Customer Satisfaction with Salesperson Competencies (%)
Question	Very Dissatisfied	Dissatisfied	Neutral	Satisfied	Very Satisfied
The salesperson understanding your needs	4	14	33	35	14
The salesperson seems confident	2	6	27	43	22
The salesperson has a recommendation	5	14	31	33	17
The salesperson is knowledgeable	3	9	33	39	16

Code

theme_set(theme_msd() + theme(
  axis.title.y = element_blank(),
  axis.ticks.y = element_blank(),
  axis.text.y = element_text(color = GRAY3, size = 10),
  panel.border = element_blank(),
  axis.line = element_line(),
  axis.title.x = element_text(hjust = 0.03, color = GRAY6, size = 10),
  axis.text.x = element_text(size = 8),
  plot.subtitle = element_markdown(hjust = 0.65),
  axis.line.y = element_blank()
))


df <- kda |>
  rename(Item = "question") |>
  pivot_longer(cols = -Item, names_to = "Answer", values_to = "Value") |>
  mutate(
    Answer = factor(Answer, levels = c("Very Dissatisfied", "Dissatisfied", "Neutral", "Satisfied", "Very Satisfied")),
    Value = as.numeric(Value) /100
  )

df$Answer <- fct_rev(df$Answer)



color_scale <- c(
  "Very Dissatisfied" = GRAY2,
  "Dissatisfied" = GRAY2,
  "Neutral" = GRAY9,
  "Satisfied" = GRAY5,
  "Very Satisfied" = GRAY5)


formatted_subtitle <- paste0(
  "<span style='color:", color_scale[1], "'>**", names(color_scale)[1], "**</span>",
  " | ",
  "<span style='color:", color_scale[2], "'>**", names(color_scale)[2], "**</span>",
  " | ",
  "<span style='color:", color_scale[3], "'>**", names(color_scale)[3], "**</span>",
  " | ",
  "<span style='color:", color_scale[4], "'>**", names(color_scale)[4], "**</span>",
  " | ",
  "<span style='color:", color_scale[5], "'>**", names(color_scale)[5], "**</span>"
)

pt <- df |>
  ggplot(aes(y = Item, x = Value, fill = Answer)) +
  geom_bar(stat = "Identity", width = 0.65, color = "white") +
  scale_fill_manual(values = color_scale, guide = "none") +
  labs(
    title = "Customer Satisfaction with Salesperson Competencies \n",
    subtitle = formatted_subtitle,
    x = "\nPercent of total"
  ) +
  scale_x_continuous(position = "top", 
                     breaks = seq(0,1,by = 0.2),
                     labels = scales::percent_format(accuracy = 1)) +
  lemon::coord_capped_cart(top = "both")

pt |>
  save_and_show_plot(width = 6, height = 4, "FIG01.png")

Correlation

Another approach to analyzing the customer survey data is through correlation. Correlation is a statistical measure of the relationship between two variables, how they are interconnected.

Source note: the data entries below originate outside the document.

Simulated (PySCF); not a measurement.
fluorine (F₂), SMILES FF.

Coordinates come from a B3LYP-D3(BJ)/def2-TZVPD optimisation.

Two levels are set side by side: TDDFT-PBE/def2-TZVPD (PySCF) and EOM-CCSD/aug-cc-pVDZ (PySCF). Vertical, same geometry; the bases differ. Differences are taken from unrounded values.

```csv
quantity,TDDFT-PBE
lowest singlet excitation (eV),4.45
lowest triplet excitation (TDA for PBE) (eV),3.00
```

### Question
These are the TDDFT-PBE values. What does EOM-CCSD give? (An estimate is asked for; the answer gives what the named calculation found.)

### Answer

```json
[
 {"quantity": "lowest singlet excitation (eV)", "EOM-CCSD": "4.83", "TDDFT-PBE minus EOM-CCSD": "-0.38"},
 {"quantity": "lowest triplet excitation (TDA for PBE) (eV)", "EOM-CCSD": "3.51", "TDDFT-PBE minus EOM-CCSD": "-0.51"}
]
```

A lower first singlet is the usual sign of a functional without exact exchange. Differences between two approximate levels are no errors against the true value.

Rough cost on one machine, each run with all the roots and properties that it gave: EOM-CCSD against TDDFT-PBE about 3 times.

Among the four questions on the survey, at this stage, I aim to identify which ones have the strongest correlation with the question related to customer loyalty: the likelihood of reinvestment.

Code

# Correlation for several pairs of variables
     
cor_cust_loyalty <- cssurvey_clean |>
  select(sat1, sat2, sat3, sat4, cust_loyalty)|>
  cor(method = "spearman",
      use = "pairwise.complete.obs")|>
  round(digits = 2)

survey_quest = c("The salesperson understanding your needs",
                 "The salesperson seems confident",
                 "The salesperson has a recommendation",
                 "The salesperson is knowledgeable")

                        
cor_to_cust_loyalty = c(0.49, 0.37, 0.49, 0.40)
                            
(cor_matrix <- tibble(survey_quest, cor_to_cust_loyalty)|>
    arrange(desc(cor_to_cust_loyalty))|>
  kableExtra::kable(col.names = c("Survey Question", "Correlation to \nCustomer Loyalty"),
                    align = "lr",
                    caption = "Correlation of survey questions to customer loyalty"))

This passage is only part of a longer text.